I am reading a book which states Hahn-Banach separation theorem as follows.
As far as I understand weak* topology is defined on the dual space X*.So is this a typo in the book.Should the weak* topology insted be weak topology?If not what is meant by 'closed in the weak* topology on X'?
Obviously there is a mistake - not every Banach space is a dual space (i.e. there exist Banach spaces that do not admit a weak-star topology, for example $L^1[0,1]$ does not have a predual).
My guess is that we should replace "weak-star" by "weak". The weak topology on $X$ is the one induced by the following description of convergence: $x_i\to x$ if-f $f(x_i)\to f(x)$ for all $f\in X^*$. If we do this replacement, then the classical Hahn-Banach theorem, as stated in Rudin for example, yields a functional $f:X\to\mathbb{C}$ that is continuous for the weak topology and satisfies $\sup_{x\in C}f(x)<\inf_{x\in K}f(x)$.

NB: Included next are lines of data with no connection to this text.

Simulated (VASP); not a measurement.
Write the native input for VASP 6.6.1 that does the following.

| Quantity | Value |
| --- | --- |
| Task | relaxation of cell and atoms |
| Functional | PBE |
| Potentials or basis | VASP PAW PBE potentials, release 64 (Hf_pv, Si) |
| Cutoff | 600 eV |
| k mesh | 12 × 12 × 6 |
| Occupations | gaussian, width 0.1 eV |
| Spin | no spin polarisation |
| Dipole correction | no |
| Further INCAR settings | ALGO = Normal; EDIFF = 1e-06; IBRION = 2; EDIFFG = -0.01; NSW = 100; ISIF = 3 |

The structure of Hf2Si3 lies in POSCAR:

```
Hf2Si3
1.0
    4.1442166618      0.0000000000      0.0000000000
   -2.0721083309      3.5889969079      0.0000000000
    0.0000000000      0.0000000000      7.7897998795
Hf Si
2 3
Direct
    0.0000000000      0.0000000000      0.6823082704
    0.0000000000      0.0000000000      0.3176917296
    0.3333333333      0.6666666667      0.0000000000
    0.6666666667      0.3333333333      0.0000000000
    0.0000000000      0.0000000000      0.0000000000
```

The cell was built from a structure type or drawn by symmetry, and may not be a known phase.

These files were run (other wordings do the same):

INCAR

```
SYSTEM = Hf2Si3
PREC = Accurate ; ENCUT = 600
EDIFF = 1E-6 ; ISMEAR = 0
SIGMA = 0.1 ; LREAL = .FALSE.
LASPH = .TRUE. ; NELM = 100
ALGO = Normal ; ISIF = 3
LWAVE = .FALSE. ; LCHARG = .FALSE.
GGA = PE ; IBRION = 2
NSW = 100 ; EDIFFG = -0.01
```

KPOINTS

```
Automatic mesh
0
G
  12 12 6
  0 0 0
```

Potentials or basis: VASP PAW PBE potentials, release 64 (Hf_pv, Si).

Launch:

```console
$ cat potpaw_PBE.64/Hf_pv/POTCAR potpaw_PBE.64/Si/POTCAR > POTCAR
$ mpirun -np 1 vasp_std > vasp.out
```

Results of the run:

The only "non-trivial" (but immediate) thing to reach the theorem as stated is to show that $f$ is norm-continuous, i.e. $f\in X^*$: but indeed, if $x_i\to x$ in norm in $X$, then we also have that $x_i\to x$ weakly in $X$. But $f$ is weakly continuous, so $f(x_i)\to f(x)$. This shows that $f$ is norm-continuous, i.e. $f\in X^*$ as we wanted.